On the proposed Investor State Dispute Resolution (ISDS) mechanism, this is commonly used in trade agreements and bilateral investment treaties. It allows investors to take proceedings against a government that is party to that trade agreement if the government is found to be in breach of its obligations. Governments must be able to legislate in the public interest. This right must be protected effectively in any dispute resolution mechanisms. The European Commission has instigated several changes which have improved the transparency of the agreement. I welcome these. I and my Labour colleagues will be continue to urge the government to use this opportunity to call for far greater transparency around an exclusion for legislation in the public interest, like the NHS.

The benefits of any treaty must be felt by employees and consumers. Fears have been expressed that TTIP could reduce standards, even though the principle behind the draft Treaty is to keep or raise standards rather than reduce them. My support will only go to an agreement that denies a race to the bottom, promotes good jobs and safeguards standards.

Labour Members of the European Parliament are opposing elements of the TTIP negotiations which could undermine national sovereignty, damage public services or drive down standards for workers, consumers, the environment or public health. A number of these concerns have also been raised by other EU member states and these will need to be reflected to secure agreement and therefore will have to be taken on board by the European Commission.

Having said all this, trade agreements can bring significant benefits through boosting trade and growth, securing and creating jobs, and bringing down costs and extending choice for consumers. TTIP, as a trade agreement between the US (the world’s largest economy) and the EU (the largest single market) has the potential to bring significant benefits. Europe and the United States are the UK’s most important markets today. Indeed, the US is the UK’s biggest export market and likewise the UK economy attracts a significant level of Foreign Direct Investment (FDI) from across the Atlantic. More and better trade is good for the UK, and reducing barriers could for example help our car industry export more vehicles to the US where there are regulations inhibiting this and negotiations might remove.

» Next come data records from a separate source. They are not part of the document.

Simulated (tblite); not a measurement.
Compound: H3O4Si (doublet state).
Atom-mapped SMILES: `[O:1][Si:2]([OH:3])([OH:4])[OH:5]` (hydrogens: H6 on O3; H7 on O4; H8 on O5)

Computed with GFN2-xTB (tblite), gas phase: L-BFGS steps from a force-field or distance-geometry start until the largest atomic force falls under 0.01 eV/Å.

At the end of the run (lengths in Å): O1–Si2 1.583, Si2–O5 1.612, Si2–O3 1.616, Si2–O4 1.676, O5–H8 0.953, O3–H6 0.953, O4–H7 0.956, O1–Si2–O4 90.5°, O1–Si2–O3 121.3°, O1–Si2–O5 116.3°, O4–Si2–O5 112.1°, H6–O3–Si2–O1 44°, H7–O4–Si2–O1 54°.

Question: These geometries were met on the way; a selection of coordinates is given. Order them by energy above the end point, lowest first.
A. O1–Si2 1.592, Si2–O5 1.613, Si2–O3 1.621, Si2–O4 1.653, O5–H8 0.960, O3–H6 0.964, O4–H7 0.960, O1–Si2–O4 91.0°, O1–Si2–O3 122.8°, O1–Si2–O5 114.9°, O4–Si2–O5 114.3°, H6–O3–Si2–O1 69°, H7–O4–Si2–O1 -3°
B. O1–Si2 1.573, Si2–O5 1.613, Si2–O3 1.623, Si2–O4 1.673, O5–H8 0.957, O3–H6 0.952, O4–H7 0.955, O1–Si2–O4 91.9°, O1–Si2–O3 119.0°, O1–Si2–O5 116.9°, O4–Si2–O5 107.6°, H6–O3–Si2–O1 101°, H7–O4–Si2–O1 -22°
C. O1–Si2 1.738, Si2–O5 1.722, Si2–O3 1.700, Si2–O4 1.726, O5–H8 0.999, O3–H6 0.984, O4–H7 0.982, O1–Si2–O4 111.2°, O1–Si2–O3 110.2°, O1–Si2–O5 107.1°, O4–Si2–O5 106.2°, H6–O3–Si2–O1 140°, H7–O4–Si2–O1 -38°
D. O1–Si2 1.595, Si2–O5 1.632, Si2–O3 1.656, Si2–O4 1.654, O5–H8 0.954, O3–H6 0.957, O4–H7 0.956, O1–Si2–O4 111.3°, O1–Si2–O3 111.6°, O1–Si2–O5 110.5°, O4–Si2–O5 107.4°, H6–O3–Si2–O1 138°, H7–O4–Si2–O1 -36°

I believe that it is really important that the UK remains a member of the EU, otherwise any trade deal between the UK and the USA would be negotiated by the current Government that may well have a different view to mine on these matters.

I hope that the government now listen and respond to these concerns. I will be following this issue very closely and press the government to ensure that TTIP delivers the jobs, growth and fairer deal for consumers we all want to see. Otherwise, I won’t support it.